The Wadsworth and Travelers Tower frame Bushnell Tower, the State Capitol, and Bushnell Park, for a lovely postcard image of Hartford, Connecticut.
HDR Photography
White covers Trinity’s campus and accents the Neo-Gothic architecture, but the modernist skyline of Hartford in the distance perpetually suggests what else might architecturally be. Though I love twentieth century architecture, there’s little argument that it would have been the wrong choice for a small liberal arts college. It wasn’t until recently that I came to realize that many of these old-looking buildings are less than 100 years old; in essence, they were built to be old-fashioned from the start. Most east-coast schools are a sort of academic Disneyland—one constructed long enough ago that we forgot about the artifice and now see only authenticity.
After a summer spent under construction to fully overhaul the pond, work is finally complete and our city park looks more beautiful than ever. In the distance, the State Capitol is lit by the last of the warm early-autumn sunshine.
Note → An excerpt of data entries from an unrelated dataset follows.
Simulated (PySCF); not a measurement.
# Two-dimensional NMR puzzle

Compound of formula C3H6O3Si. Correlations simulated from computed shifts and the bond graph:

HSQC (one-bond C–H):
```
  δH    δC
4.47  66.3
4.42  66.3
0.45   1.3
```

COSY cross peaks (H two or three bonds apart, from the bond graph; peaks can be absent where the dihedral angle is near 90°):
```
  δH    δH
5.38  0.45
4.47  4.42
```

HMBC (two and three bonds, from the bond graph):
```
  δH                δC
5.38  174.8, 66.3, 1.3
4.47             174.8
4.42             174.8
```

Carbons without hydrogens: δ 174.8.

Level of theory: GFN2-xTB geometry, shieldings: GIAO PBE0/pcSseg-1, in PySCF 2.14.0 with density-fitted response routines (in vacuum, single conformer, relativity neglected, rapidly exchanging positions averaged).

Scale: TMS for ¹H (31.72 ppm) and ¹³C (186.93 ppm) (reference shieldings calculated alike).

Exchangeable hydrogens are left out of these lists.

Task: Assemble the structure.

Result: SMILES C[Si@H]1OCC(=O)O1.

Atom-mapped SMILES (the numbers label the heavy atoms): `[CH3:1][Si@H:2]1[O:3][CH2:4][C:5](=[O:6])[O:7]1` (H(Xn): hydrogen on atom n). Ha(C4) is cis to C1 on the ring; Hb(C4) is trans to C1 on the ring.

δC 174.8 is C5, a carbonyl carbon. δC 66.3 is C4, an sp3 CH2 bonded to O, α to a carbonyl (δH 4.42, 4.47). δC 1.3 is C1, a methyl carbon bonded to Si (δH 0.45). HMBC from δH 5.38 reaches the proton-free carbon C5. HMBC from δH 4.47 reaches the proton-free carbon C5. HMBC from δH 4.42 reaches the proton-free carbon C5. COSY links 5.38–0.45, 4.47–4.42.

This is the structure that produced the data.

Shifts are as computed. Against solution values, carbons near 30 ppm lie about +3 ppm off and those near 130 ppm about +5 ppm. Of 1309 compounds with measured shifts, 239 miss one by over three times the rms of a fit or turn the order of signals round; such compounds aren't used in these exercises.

Waking pre-dawn to be sure an NSF Major Research Instrumentation grant and a Statistical Mechanics exam are both finished when they need to be turns out to have some upsides—namely, this gigantic panorama of an incredible Hartford dawn. (This one is definitely worth clicking through to Flickr and further clicking to zoom to 100% scale.)
This is a sight I haven’t seen since I lived in the Bay Area: a layer of low-lying clouds caused by a temperature inversion that look remarkably like the marine layer. Though I know the origins aren’t the same in the Central Valley of Connecticut, that mix of perfectly clear sky and rolling clouds brought me back in time and made rising at dawn worth it.